Slow running rules from one tenant can cause PrometheusRules API to timeout for all tenants

Question

Slow running rules from one tenant can cause PrometheusRules API to timeout for all tenants

emanlodovice opened this issue 4 months ago · comments

Emmanuel Lodovice commented 4 months ago

Describe the bug
Currently the manager's SyncRuleGroups and GetRules methods share the same lock. This means that if SyncRuleGroups becomes slow then GetRules will have to wait a long time to acquire the lock.

SyncRuleGroups can become slow when we are updating a Rule group with slow running rules because the RuleGroup will wait for the Rule to finish before it stops.

https://github.com/prometheus/prometheus/blob/main/rules/group.go#L249
https://github.com/prometheus/prometheus/blob/main/rules/group.go#L426-L430

Additional Context

Emmanuel Lodovice · Answer 1 · Thu Jan 25 2024 06:53:20 GMT+0800 (China Standard Time)
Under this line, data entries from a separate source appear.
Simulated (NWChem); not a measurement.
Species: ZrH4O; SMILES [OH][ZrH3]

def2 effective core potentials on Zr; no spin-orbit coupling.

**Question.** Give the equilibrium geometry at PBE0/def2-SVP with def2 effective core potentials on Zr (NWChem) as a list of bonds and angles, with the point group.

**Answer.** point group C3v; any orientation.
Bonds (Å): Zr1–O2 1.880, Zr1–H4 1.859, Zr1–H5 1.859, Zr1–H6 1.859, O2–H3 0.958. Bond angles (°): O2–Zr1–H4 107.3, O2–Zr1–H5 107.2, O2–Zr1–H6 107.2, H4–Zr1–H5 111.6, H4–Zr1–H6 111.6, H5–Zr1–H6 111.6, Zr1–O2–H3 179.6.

Maybe we can snapshot the tenant's RuleGroups before updating the manager and we read from have GetRules read from the snapshot when SyncRuleGroups is running

Ben Ye · Answer 2 · Thu Jan 25 2024 09:22:42 GMT+0800 (China Standard Time)

My 2 cents:

It is definitely something we need to fix. GetRules shouldn't be impacted by that user manager lock.
I think it is fine to read the snapshot as you mentioned, we might not have the up-to-date rule groups at each ruler but it is ok since we do eventual consistency. And we have the global rules merge, too.

Emmanuel Lodovice · Answer 3 · Thu Jan 25 2024 10:35:13 GMT+0800 (China Standard Time)

Thanks @yeya24 , I will try to create a PR to address this issue.